## Download Packages

In [None]:
# %pip install transformers
# !pip install torch==2.2.2

# %pip install country_converter

# %pip install spacy
# !python -m spacy download en_core_web_sm

# %pip install gensim

# %pip install roman
# %pip install re
# %pip install tqdm
# %pip install "torch-2.2.2+cu121-cp311-cp311-win_amd64.whl"
# %pip install bert-extractive-summarizer
# %pip install geocoder
# %pip install -U sentence-transformers
# %pip install streamlit
# %pip install wordcloud


# Import Libraries

In [None]:
from python import FileManager
from python import WordCleaner
from python import Indexer
from python import Matcher
from python import Evaluater
from python import FileManager
from python import Personalizer
from sklearn.feature_extraction.text import TfidfVectorizer
from nltk.tokenize import word_tokenize
import numpy as np
import torch
from tqdm import tqdm
from multiprocessing import Pool
from gensim.models import Word2Vec

%load_ext autoreload
%autoreload 2

# Dataset Manipulation 

## Load Files

In [None]:
vectorizer = TfidfVectorizer()
dataset = FileManager.csv_to_dict("wikir/RRM2RL.csv", delimiter=",", skip_headers=True)
datasets = [dataset]
dataset_keys = list(datasets[-1].keys())

## Remove stop words

In [None]:
dataset = datasets[-1]
filtered_dataset = {}
for key in tqdm(dataset):
    filtered_dataset[key] = WordCleaner.remove_stop_words(dataset[key], "spacy")
datasets.append(filtered_dataset)

## Remove single letters

In [None]:
dataset = datasets[-1]
no_singles_dataset = {}
for key in tqdm(dataset):
    no_singles_dataset[key] = WordCleaner.remove_single_letters(dataset[key])
datasets.append(no_singles_dataset)

## Process capital punctuation

In [None]:
dataset = datasets[-1]
processed_dataset = {}
for key in tqdm(dataset):
    processed_dataset[key] = WordCleaner.process_capital_punctuation(dataset[key])
datasets.append(processed_dataset)

## Stem

In [None]:
dataset = datasets[-1]
stemmed_dataset = {}
for row in tqdm(dataset):
    stemmed_dataset[row] = WordCleaner.stem(dataset[row], "Snowball")
datasets.append(stemmed_dataset)

## Lemmatize

In [None]:
dataset = datasets[-1]
lemmad_dataset = {}
for row in tqdm(dataset):
    lemmad_dataset[row] = WordCleaner.lemmatize(dataset[row])
datasets.append(lemmad_dataset)

## Synonym Map

In [None]:
from multiprocessing import Pool

dataset = datasets[-1]
mapped = {}
# Create a pool of workers
with Pool() as p:
    for row in tqdm(dataset):
        # Apply the function to each word in the row in parallel
        mapped[row] = p.map(WordCleaner.get_unified_synonym_2, dataset[row])
datasets.append(mapped)

## Calculating tf-idf for the dataset

In [None]:
tfidf_matrix = Indexer.calculate_tf_idf(datasets[-1], vectorizer)

## Manual Query

In [None]:
query = "wikipedia"
query = word_tokenize(query)
query = WordCleaner.remove_stop_words(query)
query = WordCleaner.remove_single_letters(query)
# query = WordCleaner.stem(query, 'Snowball')
query = [WordCleaner.get_unified_synonym_2(word) for word in query]
query = WordCleaner.remove_stop_words(query, "spacy")
query = WordCleaner.lemmatize(query)
print(query)

### Calculate TF-IDF and Cosine Similarity

In [None]:
matrix = Indexer.calculate_doc_tf_idf(query,vectorizer)

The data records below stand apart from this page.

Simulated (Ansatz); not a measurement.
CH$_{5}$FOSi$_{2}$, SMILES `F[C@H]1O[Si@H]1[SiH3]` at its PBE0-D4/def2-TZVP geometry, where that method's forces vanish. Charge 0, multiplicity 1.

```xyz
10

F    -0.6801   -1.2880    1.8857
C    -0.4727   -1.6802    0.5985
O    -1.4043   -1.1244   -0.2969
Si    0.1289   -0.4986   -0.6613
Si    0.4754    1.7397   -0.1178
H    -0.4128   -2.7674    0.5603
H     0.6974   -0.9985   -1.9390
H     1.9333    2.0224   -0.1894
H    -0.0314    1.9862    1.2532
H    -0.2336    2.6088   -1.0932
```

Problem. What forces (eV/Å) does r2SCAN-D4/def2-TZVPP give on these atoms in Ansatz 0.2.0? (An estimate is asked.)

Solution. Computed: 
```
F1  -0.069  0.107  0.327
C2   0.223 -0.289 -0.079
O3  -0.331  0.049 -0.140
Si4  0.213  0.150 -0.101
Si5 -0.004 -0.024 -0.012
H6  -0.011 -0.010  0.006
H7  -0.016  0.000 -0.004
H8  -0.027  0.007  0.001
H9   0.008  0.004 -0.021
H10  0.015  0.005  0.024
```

similar_rows = Matcher.get_query_answers(tfidf_matrix, matrix, dataset_keys, 0)

# Sort the items in the dictionary by value (i.e., rating) in descending order
sorted_rows = sorted(similar_rows.items(), key=lambda item: item[1], reverse=True)

for row in sorted_rows:
    print(row)

## Evaluation Queries

In [None]:
queries = FileManager.csv_to_dict("wikir/queries.csv")

In [None]:
for key in queries.keys():
    queries[key] = WordCleaner.remove_stop_words(queries[key])
# for key in queries.keys():
#     queries[key] = WordCleaner.process_capital_punctuation(queries[key])
for key in queries.keys():
    queries[key] = WordCleaner.remove_single_letters(queries[key])
for key in queries.keys():
    queries[key] = [WordCleaner.get_unified_synonym_2(word) for word in queries[key]]
# for key in queries.keys():
#     queries[key] = WordCleaner.stem(queries[key], "Snowball")
for key in queries.keys():
    queries[key] = WordCleaner.remove_stop_words(queries[key], "spacy")
for key in queries.keys():
    queries[key] = WordCleaner.lemmatize(queries[key])

### Calculate TF-IDF

In [None]:
queries_matrices = {}
for key in queries.keys():
    queries_matrices[key] = Indexer.calculate_doc_tf_idf([" ".join(queries[key])],vectorizer)

### Calculate Cosine Similarity

In [None]:
queriesAnswers = {}
for key in tqdm(queries.keys()):
    queriesAnswers[key] = Matcher.get_query_answers(tfidf_matrix,queries_matrices[key],dataset_keys,0.1)

# Evaluation

In [None]:
Evaluater.evaluate("wikir/qrels","test runs/testrun_embedding_8_epoch_20_055.run", max_rel=2)

In [None]:
Evaluater.evaluate("wikir/qrels","test runs/testrun_wiki_RRM2RL_01.run", max_rel=2)

In [None]:
Evaluater.evaluate("wikir/test/qrels","test runs/testrun_RRM2L_01_test.run", max_rel=2)

In [None]:
Evaluater.evaluate("wikir/test/qrels","test runs/testrun_embedding_6_epoch_20_055_test.run", max_rel=2)

# Write To Files

## Dataset

In [None]:
FileManager.write_dataset_to_file("wikir/RRM2RL.csv",datasets[-1])

## Run File

In [None]:
FileManager.write_runfile_to_file("test runs/testrun_wiki_RRM2RL_01.run",queries,queriesAnswers)

## Model

### Write

In [None]:
FileManager.write_model_to_drive("models/Model_RRM2LR",vectorizer, dataset_keys, tfidf_matrix)

### Read

In [None]:
vectorizer, dataset_keys, tfidf_matrix = FileManager.load_model_from_drive("models/Model_RRM2L")

## Word Embedding

In [None]:
dataset = datasets[-1]
# Convert to a list of tokenized documents
tokenized_documents = dataset.values()

In [None]:
model = Word2Vec(sentences=tokenized_documents,
                          vector_size=300,  # Dimensionality of the word vectors (100 is Good for a medium-sized dataset)
                          window=10,         # Maximum distance between the current and predicted word within a sentence ( 5 Balances local and broader context)
                          sg=1,             # Skip-Gram model (1 for Skip-Gram (can capture complex patterns), 0 for CBOW)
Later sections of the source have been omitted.